Characterization of regenerative stabilized actively mode-locked fiber laser incorporating a saturated amplifier in feed-back chain

• Regenerative stabilization scheme incorporating saturated amplifier in feedback chain.
• Pulse width, energy jitter and the super-mode noise respect to detuning parameters.
• Comparison between systems with and without regeneration in the presence of forced vibrations.

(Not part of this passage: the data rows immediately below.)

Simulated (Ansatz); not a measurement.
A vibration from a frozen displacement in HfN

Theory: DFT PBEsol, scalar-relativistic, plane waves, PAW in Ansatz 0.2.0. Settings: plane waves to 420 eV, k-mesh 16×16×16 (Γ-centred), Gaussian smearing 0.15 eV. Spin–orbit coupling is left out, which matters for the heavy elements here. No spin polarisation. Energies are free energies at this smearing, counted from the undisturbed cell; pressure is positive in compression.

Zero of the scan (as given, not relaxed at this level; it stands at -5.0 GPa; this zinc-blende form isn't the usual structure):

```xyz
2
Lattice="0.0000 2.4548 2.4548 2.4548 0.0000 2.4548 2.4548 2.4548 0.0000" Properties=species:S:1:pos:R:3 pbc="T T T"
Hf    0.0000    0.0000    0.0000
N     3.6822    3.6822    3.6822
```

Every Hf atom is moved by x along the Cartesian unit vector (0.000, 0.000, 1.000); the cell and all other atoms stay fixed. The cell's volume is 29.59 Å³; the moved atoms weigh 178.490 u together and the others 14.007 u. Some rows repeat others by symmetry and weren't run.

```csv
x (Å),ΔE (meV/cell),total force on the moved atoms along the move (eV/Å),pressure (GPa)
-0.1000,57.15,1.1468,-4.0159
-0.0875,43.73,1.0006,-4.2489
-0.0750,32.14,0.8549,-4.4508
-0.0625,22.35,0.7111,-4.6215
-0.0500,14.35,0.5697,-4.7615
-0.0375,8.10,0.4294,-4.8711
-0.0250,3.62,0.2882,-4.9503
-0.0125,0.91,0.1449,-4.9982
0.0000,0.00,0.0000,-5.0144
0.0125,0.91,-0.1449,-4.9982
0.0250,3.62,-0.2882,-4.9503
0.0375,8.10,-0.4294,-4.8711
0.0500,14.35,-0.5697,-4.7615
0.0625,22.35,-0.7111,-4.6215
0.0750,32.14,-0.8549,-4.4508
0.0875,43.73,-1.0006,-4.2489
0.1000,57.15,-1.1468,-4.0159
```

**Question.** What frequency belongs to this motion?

An actively mode-locked fiber laser with regenerative stabilization established through a feed-back electronic amplifier operated in the saturation regime is reported in this paper. Compared to the regenerative stabilization schemes that employ phase-locked loops (PLL), a saturated amplifier has been used for inhibiting the transmission of amplitude noise through the feed-back chain. Such a laser system has been constructed, studied and characterized as a function of its design variables. Specifically, the electronic phase shift in the feed-back circuit and the RF power applied to the modulator have been varied to study their effect on the mode-locked pulse train. The influence of these parameters on super-mode noise is studied and the optimum values of phase shift and RF power of the recovered carrier at which the noise is found to be a minimum (−48 dB) has been determined. A comparison of systems with and without regenerative mode-locking under controlled conditions reveals that a regenerative system has at-least an order of magnitude better noise performance compared to a system without regeneration.